- AIC SB407-VA high-density 4U storage server has 60 HDD bays and 8 SSD bays
- Supports Xeon CPUs, DDR5, PCIe Gen5, and NVMe, SAS, SATA connectivity
- Redundant cooling and power management keep the 80kg server reliable under heavy workloads
The SB407-VA from AIC is a new 4U high-density storage server built to cram in drives. It supports 60 hot-swappable 3.5-inch bays, 8 2.5-inch bays, and 2 M.2 slots, aiming for almost 3PB of raw storage.
It uses dual 4th and 5th Gen Intel Xeon Scalable processors and modern features such as DDR5 and PCIe Gen5.
Built for AI tasks, data analytics, and large-scale data lakes, the server offers multiple PCIe Gen5 slots, M.2 support, and a mix of NVMe, SAS, and SATA connectivity.
Why no 3.5-inch SSDs?
To keep hardware running under pressure, it uses front-to-back airflow, hot-swap redundant fans, and 800W redundant power supplies.
The server includes built-in management tools to provide power, cooling, and system health, even if the machine itself is down.
At 434 x 853 x 176mm and weighing about 80kg (around the same weight as a washing machine), the SB407-VA packs power and storage into a compact unit that fits neatly into a standard data center rack.
The system has been built to balance scale and resilience, giving enterprises a way to combine massive storage with modern compute, but with all those bays dedicated to 3.5-inch drives, it got me thinking something I’ve never considered before – why aren’t there any 3.5-inch SSDs?
The answer (which I suspect I already knew) is straightforward. SSDs just don’t need the space.
Flash chips and controllers occupy so little space that they fit easily within a 2.5-inch -or smaller – form factor. Larger enclosures would be mostly empty.

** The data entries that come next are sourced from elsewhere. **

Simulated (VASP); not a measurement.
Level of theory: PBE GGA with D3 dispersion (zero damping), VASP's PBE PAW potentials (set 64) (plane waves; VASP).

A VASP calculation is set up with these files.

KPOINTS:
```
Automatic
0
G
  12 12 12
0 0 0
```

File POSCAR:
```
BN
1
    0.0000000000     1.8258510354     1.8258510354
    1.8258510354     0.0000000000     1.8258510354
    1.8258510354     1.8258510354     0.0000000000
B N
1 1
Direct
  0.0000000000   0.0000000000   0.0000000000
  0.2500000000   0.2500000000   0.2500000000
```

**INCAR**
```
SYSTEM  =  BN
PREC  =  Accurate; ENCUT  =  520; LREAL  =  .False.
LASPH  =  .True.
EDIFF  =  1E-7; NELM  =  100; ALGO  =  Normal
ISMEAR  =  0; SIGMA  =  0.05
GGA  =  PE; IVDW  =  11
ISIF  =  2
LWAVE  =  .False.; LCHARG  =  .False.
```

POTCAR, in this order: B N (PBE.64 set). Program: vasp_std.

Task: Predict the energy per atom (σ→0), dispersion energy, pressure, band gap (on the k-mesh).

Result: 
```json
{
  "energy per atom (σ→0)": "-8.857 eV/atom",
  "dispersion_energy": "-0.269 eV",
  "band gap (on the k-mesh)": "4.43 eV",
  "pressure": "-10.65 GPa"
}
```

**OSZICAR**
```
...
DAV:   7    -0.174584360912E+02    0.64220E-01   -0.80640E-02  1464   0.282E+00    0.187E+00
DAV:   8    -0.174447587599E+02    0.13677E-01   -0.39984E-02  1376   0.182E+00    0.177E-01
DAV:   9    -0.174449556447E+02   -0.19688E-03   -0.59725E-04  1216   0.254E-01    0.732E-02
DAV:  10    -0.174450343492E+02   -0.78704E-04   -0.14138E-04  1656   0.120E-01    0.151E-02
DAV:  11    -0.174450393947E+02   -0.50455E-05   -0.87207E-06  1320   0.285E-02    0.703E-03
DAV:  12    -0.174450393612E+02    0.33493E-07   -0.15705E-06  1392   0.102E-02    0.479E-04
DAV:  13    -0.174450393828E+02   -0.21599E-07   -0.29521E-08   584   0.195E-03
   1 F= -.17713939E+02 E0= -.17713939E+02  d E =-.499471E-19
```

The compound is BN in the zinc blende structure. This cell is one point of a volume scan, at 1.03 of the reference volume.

To fill a 3.5-incher, you’d need to add more chips, and that would simply drive costs up without delivering real performance benefits.
Data centers also prefer 2.5-inch drives because they allow greater capacity in limited rack space, making them more practical than larger formats.
So while the SB407-VA shows why 3.5-inch bays remain essential, SSDs will stay small, leaving those bays to spinning rust.